$V=\mathbb{Q}^3$ The two following Bases of V are given
$S=\{(1,0,0) , (0,1,0) , (0,0,1)\}, T=\{(-4,2,1) , (-1,0,1), (1,-1,1)\}$;
Let $w ∈ V$ with $γ_T$$(w)$ =$ $$\begin{pmatrix}1\\0\\1\end{pmatrix}$. Determine $γ_S(w)$
Let $v ∈ V$ with $γ_S$$(v)$ =$ $$\begin{pmatrix}3\\-2\\1\end{pmatrix}$. Determine $γ_T(v)$
"How would I begin to solve this problem/what steps should be taken to solve it."
On
$\gamma_T \rightarrow \gamma_S$ is straightforward, since you are given the components of the basis vectors of $T$ with respect to $S$. $w$ is the sum of the first and third basis vectors of $T$ so to find $\gamma_S(w)$ you simply add the components of these vectors.

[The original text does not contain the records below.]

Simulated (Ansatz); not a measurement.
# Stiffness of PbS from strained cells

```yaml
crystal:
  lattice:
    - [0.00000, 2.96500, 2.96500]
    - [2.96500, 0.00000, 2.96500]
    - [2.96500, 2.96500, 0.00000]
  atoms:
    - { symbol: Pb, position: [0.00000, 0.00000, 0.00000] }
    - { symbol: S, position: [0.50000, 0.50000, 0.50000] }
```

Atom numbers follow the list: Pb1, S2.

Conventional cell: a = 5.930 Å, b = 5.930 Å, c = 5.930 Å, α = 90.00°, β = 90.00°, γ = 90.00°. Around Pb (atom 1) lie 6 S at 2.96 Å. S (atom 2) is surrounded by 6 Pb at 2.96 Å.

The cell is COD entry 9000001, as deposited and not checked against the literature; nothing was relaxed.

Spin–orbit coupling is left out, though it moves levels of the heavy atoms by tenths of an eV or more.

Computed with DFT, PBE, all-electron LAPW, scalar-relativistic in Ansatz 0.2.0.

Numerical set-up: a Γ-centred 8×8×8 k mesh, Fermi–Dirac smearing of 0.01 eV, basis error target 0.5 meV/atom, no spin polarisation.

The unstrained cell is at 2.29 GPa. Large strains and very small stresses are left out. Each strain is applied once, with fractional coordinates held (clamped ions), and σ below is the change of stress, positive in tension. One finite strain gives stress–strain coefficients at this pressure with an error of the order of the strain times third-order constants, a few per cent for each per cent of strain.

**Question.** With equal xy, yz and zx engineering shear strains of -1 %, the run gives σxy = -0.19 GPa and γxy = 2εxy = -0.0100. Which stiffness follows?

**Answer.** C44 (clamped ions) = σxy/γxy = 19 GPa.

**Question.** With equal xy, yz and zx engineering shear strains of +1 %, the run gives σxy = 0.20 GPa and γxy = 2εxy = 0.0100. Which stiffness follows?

$\gamma_T \rightarrow \gamma_S$ is a little more difficult. You have to find the components of the basis vectors of $S$ with respect to $T$. This is equivalent to inverting the matrix that transforms $\gamma_S$ components to $\gamma_T$ components.
Hint: You need to find the change of basis matrix. For the $T \rightarrow S$ direction, find $[ [t_1]_s, [t_2]_s, [t_3]_s ]$ and then right multiply this by the coordinate vector already given to you.